My Animal Crossing wish: can we have the grid system back?

Animal Crossing is, like Tetris, a game that is constantly evolving in quiet ways while seeming - superficially and to outsiders - to be a game that never changes at all. Holding a piece, the instant drop, even the number of pieces visibly queued up ahead: these are all elements that have fundamentally changed the way Tetris plays. Equally, in Animal Crossing a new type of store, a new focus for your collecting, a subtle tweaking to the economy can transform the overall experience of living in a village and trying to get Spike to come back home.

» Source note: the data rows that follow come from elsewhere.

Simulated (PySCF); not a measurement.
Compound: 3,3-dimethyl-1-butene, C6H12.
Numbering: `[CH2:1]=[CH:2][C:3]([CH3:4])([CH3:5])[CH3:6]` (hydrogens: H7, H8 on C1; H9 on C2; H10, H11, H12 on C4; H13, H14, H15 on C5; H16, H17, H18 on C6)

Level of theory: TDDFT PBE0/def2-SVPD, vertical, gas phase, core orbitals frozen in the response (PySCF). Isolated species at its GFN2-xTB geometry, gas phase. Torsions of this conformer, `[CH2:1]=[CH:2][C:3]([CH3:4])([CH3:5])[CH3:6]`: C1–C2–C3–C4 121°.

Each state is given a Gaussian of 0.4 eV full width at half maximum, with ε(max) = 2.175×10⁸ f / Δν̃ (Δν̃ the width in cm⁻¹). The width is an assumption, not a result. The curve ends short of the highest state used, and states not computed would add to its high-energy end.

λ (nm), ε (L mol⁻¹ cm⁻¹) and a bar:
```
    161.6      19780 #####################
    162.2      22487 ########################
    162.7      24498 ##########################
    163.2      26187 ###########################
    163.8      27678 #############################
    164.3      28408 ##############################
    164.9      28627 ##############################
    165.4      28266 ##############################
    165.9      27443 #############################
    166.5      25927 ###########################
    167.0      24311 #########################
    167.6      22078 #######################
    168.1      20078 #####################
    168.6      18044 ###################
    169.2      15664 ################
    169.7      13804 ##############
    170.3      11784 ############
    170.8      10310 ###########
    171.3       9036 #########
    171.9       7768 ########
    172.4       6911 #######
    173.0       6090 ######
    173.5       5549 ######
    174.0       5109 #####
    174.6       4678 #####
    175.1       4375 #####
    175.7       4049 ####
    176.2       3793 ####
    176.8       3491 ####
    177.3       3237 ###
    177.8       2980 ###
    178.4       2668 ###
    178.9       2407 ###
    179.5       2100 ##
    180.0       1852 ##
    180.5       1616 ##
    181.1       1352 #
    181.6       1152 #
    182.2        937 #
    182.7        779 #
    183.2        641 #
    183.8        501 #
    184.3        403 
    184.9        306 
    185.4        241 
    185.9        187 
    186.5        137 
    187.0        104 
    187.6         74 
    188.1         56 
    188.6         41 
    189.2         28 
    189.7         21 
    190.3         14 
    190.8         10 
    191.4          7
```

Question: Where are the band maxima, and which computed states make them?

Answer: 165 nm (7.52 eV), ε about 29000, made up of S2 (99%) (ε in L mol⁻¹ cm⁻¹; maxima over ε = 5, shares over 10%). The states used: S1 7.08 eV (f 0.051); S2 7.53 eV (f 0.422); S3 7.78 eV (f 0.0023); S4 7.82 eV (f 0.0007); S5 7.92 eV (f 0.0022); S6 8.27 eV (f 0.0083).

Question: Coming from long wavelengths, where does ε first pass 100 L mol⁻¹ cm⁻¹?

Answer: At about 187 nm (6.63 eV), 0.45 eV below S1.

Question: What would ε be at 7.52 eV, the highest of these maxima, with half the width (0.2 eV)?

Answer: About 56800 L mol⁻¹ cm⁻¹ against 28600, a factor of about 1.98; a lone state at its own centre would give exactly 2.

And no change, I would argue, has been as important as an alteration to the camera. It's a change that's clearly stuck. People love it. I loved it at first. Now I want it to go away, though. I want things back the way they were. When Animal Crossing Switch is finally upon us, this is my wish. My Animal Crossing Wish, placed in a bottle and dropped into the surf. (And while we're wishing, would it kill Spike to come visit some time, or at least send a letter?)

It's all Wild World's fault. Wild World! Here was the Animal Crossing I had spent hundreds of hours on when it lived on my Gamecube, but now I could take it with me wherever I went. But it had changed! The Gamecube Animal Crossing is a world you look down upon. You hover in the sky and the world is spread out below you, and it's divided into little squares, each with their own coordinates. These squares are bigger than the screen of your television, but you still can still tell as you move between them because the camera snaps over some kind of elastic boundary and you feel, in a subtle, almost intangible way, that you are somewhere new.